SEC settles with Floyd Mayweather for promoting fraudulent initial coin offering
The U.S. Securities and Exchange Commission today said it has settled charges with professional boxer Floyd Mayweather Jr. (pictured) and music producer Khaled Khaled for not disclosing they were paid to promote a fraudulent initial coin offering.
The fact that Mayweather (pictured), a former undefeated lightweight world champion boxer, was promoting an ICO is arguably representative of the mania in the space last year and early this year. But unlike some, the SEC failed to see the humor.
The tale starts with two people, Sohrab “Sam” Sharma and Robert Farkas, co-founders of a company called Centra Tech Inc. It was attempting to raise money in an ICO for a cryptocurrency wallet, a linked payment card, an online marketplace to buy goods with digital assets, a cryptocurrency exchange platform and an open-source custom blockchain.
Mayweather, along with Khaled Khaled, aka DJ Khaled, were paid to promote the ICO to the tune of $100,000 and $50,000, respectively.
The SEC closed the ICO down in April, claiming that it was both an unregistered investment and fraudulent. Among various allegations, the SEC said Centra Tech falsely claimed that its offering was backed by Visa and MasterCard even though the company had no relationship with either, and that the ICO promotion material included fictitious company executives and other false and misleading materials.
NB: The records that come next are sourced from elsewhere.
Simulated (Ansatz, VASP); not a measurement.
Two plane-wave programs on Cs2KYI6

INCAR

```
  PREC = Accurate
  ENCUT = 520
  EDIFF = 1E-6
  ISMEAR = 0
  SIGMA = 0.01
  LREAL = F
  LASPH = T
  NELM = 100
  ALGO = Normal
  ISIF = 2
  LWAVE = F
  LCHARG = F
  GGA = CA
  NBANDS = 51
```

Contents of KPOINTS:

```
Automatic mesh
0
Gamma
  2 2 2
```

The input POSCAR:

Under the settlement, Mayweather and Khaled agreed to pay disgorgement, penalties and interest without admitting or denying the findings. Mayweather agreed to pay $300,000 in disgorgement, a $300,000 penalty and $14,775 in prejudgment interest. Khaled agreed to pay $50,000 in disgorgement, a $100,000 penalty and $2,725 in prejudgment interest.
Both Mayweather and Khaled also agreed to a ban in promoting any type of securities for a period of three and two years, respectively.
“Investors should be skeptical of investment advice posted to social media platforms, and should not make decisions based on celebrity endorsements,” SEC Enforcement Division co-director Steven Peikin said in a statement. “Social media influencers are often paid promoters, not investment professionals, and the securities they’re touting, regardless of whether they are issued using traditional certificates or on the blockchain, could be frauds.”